How Mentorship Helped Angelos Georgakis Make Connections in Tech

3 min read


As an outsider to the startup ecosystem, how did hiring a mentor help you break in?

Right. Well, I think this happens with every community, every space that you're trying to break into. People ask the simple question: “Why should we pay attention to you? What do you want from us? We're so busy building our companies, we're so busy executing.” And in the process, you have to build that empathy for these people. Yes, we understand that they are busy building their companies. How can you craft your message? What can you help them with?

My mentors helped me with a few things. Number one was patience—proving myself as a founder coach, taking steps one by one. They also gave me a lot of insight about the startup ecosystem and how founders think and work. Top information, an insider's view of life in the startup ecosystem, all these things.

Any examples of specific advice from your mentors you were able to apply in the real world?

I remember one of our first sessions, Chris Yeh said to me, "Hey, you can't just break into an inner circle by reaching out to the most important person in it. They're busy, they get hundreds of messages like yours. So how do you maximize and improve your chances of breaking into that circle? You have to start with the least famous member of that community. And then that person can connect you with another person in that circle and so on. This is how you can get to that most famous person, the one you really want to get connected with." That was one lesson.

Nico Bonatsos, another one of my mentors, said to me, "You are a founder coach, but what type of founders do you coach? What industries?" Because it's amazing how founders in all these specific industries like Biotech or FinTech know each other and talk to each other. And the network effects work in your favor if you really have a focus on a niche, if you coach a specific type of founder. When they talk to each other, you become more well-known in their circles. That's another one.

What was your favorite thing about your mentors?

I've read all these books about startups and about investing, about operations and execution, all these things. But I think the most useful thing my mentors did was believe in me. It wasn't sharing a secret that I couldn't find somewhere else. No, it was believing in me. It's about the relationship and confidence we built, that mentor/mentee relationship.

I've been a coach for six years and I'm hitting walls trying to break into the startup world? What's going on? Why are they not listening? Why do they not want to talk to me? And this is why my mentors were crucial. They believed in me. They believed in who I am, my vision, my genuine intention to add value and help all these visionary founders changing lives around the world.

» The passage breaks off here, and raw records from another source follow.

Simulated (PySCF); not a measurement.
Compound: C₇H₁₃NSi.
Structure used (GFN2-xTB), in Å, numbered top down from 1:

How has Mentorcam impacted your career?

Over the last year I've coached more than 120 founders, including coaching more than 50 founders of YC. Before working with Chris, I had worked with some founders. But transitioning to becoming a founder coach and now having coached more than 100 founders, it all started when Chris and I started working together at Mentorcam.

How would you describe Mentorcam to someone who's considering using us?

Have you not signed up yet? All the mentors are good people first. I don't know if I'm biased, but guys have very good people there. 

They don't only give to you as mentors. No, they receive from that relationship and when they receive, they want to give you even more. They want to help you even more. If you have a clear vision that you really care about, these people are going to boost you. They're going to do anything they can to help you achieve your goals, period.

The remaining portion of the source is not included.